Treasury Reissues Rules to Enforce Cyber Sanctions on Foreign Adversaries
The rules could apply to any new executive order related to the national security emergency President Obama declared in 2015, in advance of a cybersecurity agreement with China.
The Treasury Department’s Office of Foreign Assets Control is adding new general licenses to the rules that determine whether they issue sanctions for undermining cybersecurity.
“OFAC is adding three new general licenses to the regulations: a general license authorizing the investment and reinvestment of certain funds … a general license authorizing the official business of the U.S. government … and a general license authorizing certain official business of international entities and organizations,” reads a notice published in the Federal Register Tuesday.
The rules were first published to implement President Barack Obama’s April 2015 executive order approving sanctions for malicious cyber activity. They are being reissued to account for subsequent related orders and laws regarding cybersecurity threats from foreign adversaries, including Russia.
The original executive order does not specifically mention China, but was a precursor to an agreement between Obama and China’s Xi Jinping, on what sorts of cyber activity—theft of intellectual property, for example—should be off limits. In 2020, President Donald Trump invoked the same emergency powers to issue Executive Order 13959: “Addressing the Threat From Securities Investments That Finance Communist Chinese Military Companies.”

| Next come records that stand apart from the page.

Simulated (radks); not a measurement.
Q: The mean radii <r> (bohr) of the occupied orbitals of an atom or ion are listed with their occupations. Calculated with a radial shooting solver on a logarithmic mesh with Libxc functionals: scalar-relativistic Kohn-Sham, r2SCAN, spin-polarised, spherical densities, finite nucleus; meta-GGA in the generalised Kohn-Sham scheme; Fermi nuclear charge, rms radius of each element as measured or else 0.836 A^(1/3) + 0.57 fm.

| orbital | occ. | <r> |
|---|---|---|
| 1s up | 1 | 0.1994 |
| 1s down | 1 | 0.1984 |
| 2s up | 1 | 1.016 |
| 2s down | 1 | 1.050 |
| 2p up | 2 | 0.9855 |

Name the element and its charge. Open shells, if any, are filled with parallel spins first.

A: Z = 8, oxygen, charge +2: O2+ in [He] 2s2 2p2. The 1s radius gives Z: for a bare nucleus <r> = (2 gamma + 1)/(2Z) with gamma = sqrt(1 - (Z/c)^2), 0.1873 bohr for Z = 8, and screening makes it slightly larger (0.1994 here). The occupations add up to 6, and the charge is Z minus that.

The revamped rules, which include key definitions—for terms such as “significant activities undermining cybersecurity,” for example—come as the executive branch again aims to appear tough on China. The U.S. recently banned chipmaker NVIDIA from exporting goods there—barring a special license—and the administration is reportedly considering other related executive orders, including one that would curtail U.S. investments to Chinese entities.
According to the Federal Register notice, the regulations will apply to the implementation of sanctions under current U.S. policy, “as well as sanctions that may be set forth in any future executive orders issued pursuant to the national emergency declared in E.O. 13694.”